Skip to content

Latest commit

 

History

History
740 lines (557 loc) · 21.9 KB

lexical-grammar.md

File metadata and controls

740 lines (557 loc) · 21.9 KB

Lexical Grammar

Compilation of a Visual Basic program first involves translating the raw stream of Unicode characters into an ordered set of lexical tokens. Because the Visual Basic language is not free-format, the set of tokens is then further divided into a series of logical lines. A logical line spans from either the start of the stream or a line terminator through to the next line terminator that is not preceded by a line continuation or through to the end of the stream.

Note. With the introduction of XML literal expressions in version 9.0 of the language, Visual Basic no longer has a distinct lexical grammar in the sense that Visual Basic code can be tokenized without regard to the syntactic context. This is due to the fact that XML and Visual Basic have different lexical rules and the set of lexical rules in use at any particular time depends on what syntactic construct is being processed at that moment. This specification retains this lexical grammar section as a guide to the lexical rules of regular Visual Basic code.

LogicalLineStart
    : LogicalLine*
    ;

LogicalLine
    : LogicalLineElement* Comment? LineTerminator
    ;

LogicalLineElement
    : WhiteSpace
    | LineContinuation
    | Token
    ;

Token
    : Identifier
    | Keyword
    | Literal
    | Separator
    | Operator
    ;

Characters and Lines

Visual Basic programs are composed of characters from the Unicode character set.

Character:
    '<Any Unicode character except a LineTerminator>'
    ;

Line Terminators

Unicode line break characters separate logical lines.

LineTerminator
    : '<Unicode 0x00D>'
    | '<Unicode 0x00A>'
    | '<CR>'
    | '<LF>'
    | '<Unicode 0x2028>'
    | '<Unicode 0x2029>'
    ;

Line Continuation

A line continuation consists of at least one white-space character that immediately precedes a single underscore character as the last character (other than white space) in a text line. A line continuation allows a logical line to span more than one physical line. Line continuations are treated as if they were white space, even though they are not.

LineContinuation
    : WhiteSpace '_' WhiteSpace* LineTerminator
    ;

The following program shows some line continuations:

Module Test
    Sub Print( _
        Param1 As Integer, _
        Param2 As Integer )

        If (Param1 < Param2) Or _
            (Param1 > Param2) Then
            Console.WriteLine("Not equal")
        End If
    End Function
End Module

Some places in the syntactic grammar allow for implicit line continuations. When a line terminator is encountered

  • after a comma (,), open parenthesis ((), open curly brace ({), or open embedded expression (<%=)
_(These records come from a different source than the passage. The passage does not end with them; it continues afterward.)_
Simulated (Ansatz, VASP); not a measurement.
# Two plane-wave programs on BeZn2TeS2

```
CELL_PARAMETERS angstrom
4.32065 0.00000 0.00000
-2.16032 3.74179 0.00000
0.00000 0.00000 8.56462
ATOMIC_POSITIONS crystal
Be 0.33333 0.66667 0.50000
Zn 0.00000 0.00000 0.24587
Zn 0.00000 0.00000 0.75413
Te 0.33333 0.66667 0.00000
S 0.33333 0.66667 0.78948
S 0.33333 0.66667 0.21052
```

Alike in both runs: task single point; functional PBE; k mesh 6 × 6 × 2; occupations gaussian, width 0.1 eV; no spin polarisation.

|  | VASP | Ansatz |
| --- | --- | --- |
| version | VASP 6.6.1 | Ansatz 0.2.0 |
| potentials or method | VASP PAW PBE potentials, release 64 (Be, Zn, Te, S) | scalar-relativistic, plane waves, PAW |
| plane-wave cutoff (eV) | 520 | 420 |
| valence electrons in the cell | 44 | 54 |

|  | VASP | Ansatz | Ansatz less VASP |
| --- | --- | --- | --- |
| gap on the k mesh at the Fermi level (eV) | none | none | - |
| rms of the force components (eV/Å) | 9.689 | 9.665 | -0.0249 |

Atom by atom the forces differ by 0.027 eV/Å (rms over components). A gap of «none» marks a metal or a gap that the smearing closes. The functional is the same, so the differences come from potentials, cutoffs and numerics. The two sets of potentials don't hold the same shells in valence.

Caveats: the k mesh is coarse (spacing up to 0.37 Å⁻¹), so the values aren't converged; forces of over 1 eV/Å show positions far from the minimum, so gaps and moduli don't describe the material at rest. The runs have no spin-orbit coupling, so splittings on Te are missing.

  • after a member qualifier (. or .@ or ...), provided that something is being qualified (i.e. is not using an implicit With context)

  • before a close parenthesis ()), close curly brace (}), or close embedded expression (%>)

  • after a less-than (<) in an attribute context

  • before a greater-than (>) in an attribute context

  • after a greater-than (>) in a non-file-level attribute context

  • before and after query operators (Where, Order, Select, etc.)

  • after binary operators (+, -, /, *, etc.) in an expression context

  • after assignment operators (=, :=, +=, -=, etc.) in any context.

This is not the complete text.